Serengeti National Park


The name “Serengeti” is from Maasai language standing for the meaning- extended place or endless plains. Most famous for its annual migration of over one and a half million white bearded (or brindled) wildebeest and 250,000 zebra, Serengeti National Park is widely regarded as the best wildlife reserve in Tanzania, Africa due to its density of predators and prey. Yet even when the migration is quiet, the Serengeti offers arguably the most scintillating game-viewing in Africa: great herds of buffalo, smaller groups of elephant and giraffe, and thousands upon thousands of eland, topi, kongoni, impala and Grant’s gazelle. The National Park, with an area of 12,950 square kilometres, is as big as Northern Ireland, but its ecosystem, which includes the Ngorongoro Conservation Area, the Maswa Game Reserve and the Maasai Mara Game reserve (in Kenya), is roughly the size of Kuwait. It lies between the shores of Lake Victoria in the west, Lake Eyasi in the south, and the Great Rift Valley to the east. As such, it offers the most complex and least disturbed ecosystem on earth.
The Park is divided into three parts as Serengeti Plains, Western Corridor and Northern Serengeti. Serengeti plains: the endless, almost treeless grassland of the south is the most emblematic scenery of the park. This is where the wildebeest breed, as they remain in the plains from December to May. Other hoofed animals- zebra, gazelle, impala, hartebeest, topi, buffalo, waterbuck- also occur in huge numbers during the wet season. Kopjes are granite florations which are very common in the region, and they are great observation posts for predators, as well as a refuge for hyrax and pythons. Western corridor: the "black cotton" (actually black clay) soil covers the swampy savannah of this region. Grumeti River is home to enormous Nile crocodiles, colobus monkey, and the martial eagle. The migration passes through from May to July. Northern Serengeti: the landscape is dominated by open woodlands (predominantly Commiphora) and hills, ranging from Seronera in the South, to the Mara river in the limit with Kenya. Apart from the migratory wildebeest and zebra (which occur from July to August, and in November), the bushy savannah is the best place to find elephant, giraffe and dik dik.

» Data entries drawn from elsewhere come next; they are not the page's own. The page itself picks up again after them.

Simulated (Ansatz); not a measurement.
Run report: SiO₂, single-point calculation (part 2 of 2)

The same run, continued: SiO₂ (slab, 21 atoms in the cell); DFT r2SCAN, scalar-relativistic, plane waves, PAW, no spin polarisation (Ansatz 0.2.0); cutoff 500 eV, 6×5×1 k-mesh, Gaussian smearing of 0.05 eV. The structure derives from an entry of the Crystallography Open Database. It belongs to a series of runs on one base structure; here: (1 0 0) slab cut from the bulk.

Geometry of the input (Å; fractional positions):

Popular the Serengeti might be, but it remains so vast that you may be the only human audience when a pride of lions masterminds a siege, focussed unswervingly on its next meal. Solitary leopards haunt the acacia trees lining the Seronera River, while a high density of cheetahs prowls the southeastern plains. Almost uniquely, all three African jackal species occur here, alongside the spotted hyena and a host of more elusive small predators, ranging from the insectivorous aardwolf to the beautiful serval cat. But there is more to Serengeti than large mammals. Gaudy agama lizards and rock hyraxes scuffle around the surfaces of the park’s isolated granite koppies. A full 100 varieties of dung beetle have been recorded, as have 500-plus bird species, ranging from the outsized ostrich and bizarre secretary bird of the open grassland, to the black eagles that soar effortlessly above the Lobo Hills. The park is one of the few places in the world to contain healthy stocks in large numbers of Lions, African Leopards, African Elephants, Black Rhinoceros and African Buffaloes.
For centuries, the vast wilderness of the Serengeti Plains remained virtually unhabitated but about hundred years ago the nomadic Maasai came down from the north with their cattle. The first European to set foot in the area was the German explorer and naturalist Dr. Oscar Baumann, who passed by as an agent of the German Anti-Slavery Committee on his way to Burundi. He was followed by his compatriots who built Fort Ikoma in the north which was used as an administrative centre until it fell to the British in 1917. The first professional hunters came in 1913. They found the wildlife plentiful, especially the lions, but saw no elephants. Seven years later, an American arrived in a strange new contraption known as a Ford motor-car and news of the wonders of the Serengeti had reached the outside world. Because the hunting of lions made them so scarse (they were considered 'vermin'), it was decided to make a partial Game Reserve in the area in 1921 and a full one in 1929. With the growing awareness of the need for conservation, it was expanded and upgraded to a National Park in 1951. Eight years later the Ngorongoro Conservation Area was established in the south-east as a separate unit.
The Serengeti's climate is usually warm and dry. The main rainy season is from March to May, with short rains falling from October to November. The amount of rainfall increases from about 508mm on the plains in the lee of the Ngorongoro Highlands to about 1,200mm on the shores of Lake Victoria. All is lush and green after the rains, but a gradual drying up follows which restricts plant growth and encourages the animals to migrate in search of permanent waters. With altitudes ranging from 920 to 1,850 metres - higher than most of Europe - mean temperatures vary from 15 degrees to 25 degrees Celsius. It is coldest from June to October, particularly in the evenings.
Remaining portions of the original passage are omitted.